UK – Trustees of occupational pension schemes in the UK are finding “barriers” to challenging their relationships with investment consultants, says a new government report on the uptake of the Myners Principles.
“Across schemes of all sizes, there appear to be barriers to challenging relationships with investment consultants,” said a Department of Work and Pensions research report.
It said: “Leadership of pension schemes' responses to the Myners Principles most often lay outside the board of trustees, with investment consultants frequently taking the lead.”
The report said that “pension schemes rarely challenge the views of their investment consultants” and added that only 15% of schemes had overruled a consultant’s recommendation during the review period.
The DWP research found that 80% of schemes employ investment consultants, but that 53% use just eight organisations. The research found that trustees on average spend less than four hours a year on investment matters – out of a total of 10.6 hours in board meetings.
Only 25% of schemes said their trustees took part in formal training programmes.
“Asset allocation has typically taken the form of predictable responses to changing markets, rather than adoption of the more fundamental changes recommended by Myners,” the DWP added.
Consulting firm Watson Wyatt disagreed. Nick Watts, its head of European investment consulting, said there has been "significant change in the frequency of investment strategy reviews incorporating risk budgeting techniques to complement more established processes”.
And Watson disagreed with the view that pension schemes rarely review the appointment of their investment consultants – saying it was involved in 225 pitches last year and 125 pitches so far this year.

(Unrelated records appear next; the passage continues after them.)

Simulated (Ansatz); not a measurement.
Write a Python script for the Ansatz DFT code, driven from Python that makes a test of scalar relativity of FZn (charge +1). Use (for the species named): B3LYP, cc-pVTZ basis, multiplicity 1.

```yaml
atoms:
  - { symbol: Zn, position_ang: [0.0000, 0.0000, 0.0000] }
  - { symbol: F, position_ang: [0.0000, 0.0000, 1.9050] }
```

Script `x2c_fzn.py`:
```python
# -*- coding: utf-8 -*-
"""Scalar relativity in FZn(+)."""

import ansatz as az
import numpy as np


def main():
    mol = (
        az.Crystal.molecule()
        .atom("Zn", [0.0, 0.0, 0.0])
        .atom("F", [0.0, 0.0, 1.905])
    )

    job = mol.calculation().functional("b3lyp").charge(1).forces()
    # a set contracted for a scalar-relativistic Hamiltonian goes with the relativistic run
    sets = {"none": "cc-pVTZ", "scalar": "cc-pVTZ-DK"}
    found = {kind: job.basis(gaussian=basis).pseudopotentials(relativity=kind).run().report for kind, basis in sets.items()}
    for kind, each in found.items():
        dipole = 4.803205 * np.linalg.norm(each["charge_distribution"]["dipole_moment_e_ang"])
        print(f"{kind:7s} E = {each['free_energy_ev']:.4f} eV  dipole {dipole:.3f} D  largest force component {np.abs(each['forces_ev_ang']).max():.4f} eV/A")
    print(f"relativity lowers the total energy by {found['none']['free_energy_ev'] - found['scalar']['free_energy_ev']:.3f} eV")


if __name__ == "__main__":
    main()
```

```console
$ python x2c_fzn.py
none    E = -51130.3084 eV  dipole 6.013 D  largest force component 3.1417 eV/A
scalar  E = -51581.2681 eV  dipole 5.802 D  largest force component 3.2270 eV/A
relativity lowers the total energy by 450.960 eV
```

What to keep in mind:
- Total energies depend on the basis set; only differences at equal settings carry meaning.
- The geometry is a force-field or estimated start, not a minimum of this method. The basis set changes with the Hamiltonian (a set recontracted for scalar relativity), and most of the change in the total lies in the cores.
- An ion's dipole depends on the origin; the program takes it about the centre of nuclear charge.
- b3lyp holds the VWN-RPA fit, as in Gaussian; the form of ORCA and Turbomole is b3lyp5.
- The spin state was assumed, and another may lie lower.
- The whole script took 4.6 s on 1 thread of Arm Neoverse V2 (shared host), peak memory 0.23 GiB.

“The survey provides a comprehensive picture of current practices; examines the extent of voluntary changes since March 2001 and whether the Principles have been successful in bringing about change; and examines difficulties pension schemes experienced in adopting the Myners Principles,” the DWP said.
The DWP’s findings come from a telephone survey carried out by Consensus Research of 1,580 trustees - covering more than half of occupational scheme membership.